Every month we ask a young farmer for their thoughts on the industry. This time we caught up with Inga Kemp from Orkney
Name: Inga Kemp.
Club: East Mainland Young Farmers Club.
Where do you stay? Kirkwall, Orkney.
Do you hold or have you held any office-bearer roles at Young Farmers? I am currently assistant secretary at club level, and in the past I have been treasurer and vice-chairwoman. I was Orkney district chairwoman in 2015/16.
Tell us about your background in agriculture: Last August my mum and dad sold our farm in the parish of Deerness to retire and recently moved to Kirkwall. The farm is where I grew up and lived all my life. I loved the country so moving to the town is a huge change of lifestyle. We had a herd of Beef Shorthorn cattle which I have kept a few animals from and will continue to breed with the help of family and friends.
What do you do for an occupation? I am an admin-accounts assistant at Orkney Media Group (The Orcadian).
What sparked your interest in agriculture? Growing up on a farm and with many of my family involved in farming, it was hard to get away from and now I wouldn’t have it any other way.
What is the most rewarding thing about working in the farming industry? Bringing new life to the world – when it is going right. The best sight is when the land is dry and the lambs can get out to field and race. Also the variety of jobs – no week is the same.
As rural youth, do you think there is something we should be doing additionally or differently within the agricultural sector? It seems to be hard for young people who are interested in farming to get into the farming sector here in Orkney if you do not inherit a family farm. Money isn’t available or they don’t have enough farms as they have been bought up by the bigger farms.
Where do you see the farming sector in 10 years’ time? With Brexit, who knows – time will tell. We just have to stay positive and keep providing the great quality produce. Hopefully here in Orkney we will have an abattoir open again to be able to continue the Orkney Meat brand.
If you could pass on one piece of advice to someone looking to get into the sector what would it be? Don’t give up – keep persevering. Try new things and learn new skills. We need farmers – it is one of Scotland’s most important industries.

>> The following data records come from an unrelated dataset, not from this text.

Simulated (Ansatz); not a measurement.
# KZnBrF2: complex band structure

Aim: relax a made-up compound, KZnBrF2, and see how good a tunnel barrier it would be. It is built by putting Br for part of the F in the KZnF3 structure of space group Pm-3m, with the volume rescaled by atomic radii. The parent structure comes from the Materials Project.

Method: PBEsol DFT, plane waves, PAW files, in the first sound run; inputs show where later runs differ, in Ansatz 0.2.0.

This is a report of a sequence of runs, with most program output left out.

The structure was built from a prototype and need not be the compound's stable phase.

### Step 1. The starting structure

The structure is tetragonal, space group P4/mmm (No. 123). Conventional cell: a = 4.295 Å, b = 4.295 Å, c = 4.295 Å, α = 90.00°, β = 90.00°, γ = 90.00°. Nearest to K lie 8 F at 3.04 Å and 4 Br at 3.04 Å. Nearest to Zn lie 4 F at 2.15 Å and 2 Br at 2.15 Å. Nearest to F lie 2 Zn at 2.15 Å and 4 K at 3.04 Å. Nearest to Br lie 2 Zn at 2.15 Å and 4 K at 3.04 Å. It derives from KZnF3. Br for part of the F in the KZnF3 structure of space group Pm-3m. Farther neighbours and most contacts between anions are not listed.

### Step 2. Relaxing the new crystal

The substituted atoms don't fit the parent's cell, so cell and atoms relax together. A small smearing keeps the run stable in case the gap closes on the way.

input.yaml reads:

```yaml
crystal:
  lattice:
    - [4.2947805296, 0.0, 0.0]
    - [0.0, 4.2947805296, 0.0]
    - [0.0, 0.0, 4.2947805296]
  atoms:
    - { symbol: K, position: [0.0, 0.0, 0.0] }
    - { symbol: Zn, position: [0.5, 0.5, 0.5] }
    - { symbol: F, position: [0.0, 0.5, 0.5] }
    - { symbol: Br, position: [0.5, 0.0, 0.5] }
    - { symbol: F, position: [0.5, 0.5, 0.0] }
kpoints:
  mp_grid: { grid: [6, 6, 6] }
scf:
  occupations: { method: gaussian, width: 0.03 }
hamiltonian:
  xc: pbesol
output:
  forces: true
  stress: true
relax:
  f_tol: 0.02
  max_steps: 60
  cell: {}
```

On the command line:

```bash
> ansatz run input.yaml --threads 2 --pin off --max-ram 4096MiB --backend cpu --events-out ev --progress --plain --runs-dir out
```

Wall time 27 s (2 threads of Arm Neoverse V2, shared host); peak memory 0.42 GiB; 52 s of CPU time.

We can’t end the interview without talking about Young Farmers so tell us about your experience – why did you join? I joined the East Mainland club in 2002 for a concert competition. I was only 12 but was not eligible for district events until I was 14. I couldn’t wait to be a part of Young Farmers from going along with my mum and dad to concert competitions, open stock judging and rallies. It always looked so much fun and members would always say how much they gained from taking on committee roles and speechmaking which they put to use in later life.
What do you most enjoy about Young Farmers? The people you meet through the years and the lifelong friends you make. Also, working together as a team to run events and pulling together shows like our biennial concert competition. The people you meet mostly have the same interests, there’s lots of social opportunities and it’s a good way to relax away from the farm.
How do you feel Young Farmers has impacted your life? It has been a massive part of my life. The confidence I have gained has helped me in other organisations I am involved in. I have learned important organisational skills through taking on roles within club and district.
Do you have any advice for someone looking to join? Go for it. You can’t get the experiences and opportunities which are on offer from any other organisation. Many aspects of Young Farmers will help you in later life and are good for your CV. You can commit to Young Farmers as much of your life as you wish. There is no pressure and you can take out of it what you can – you won’t regret it.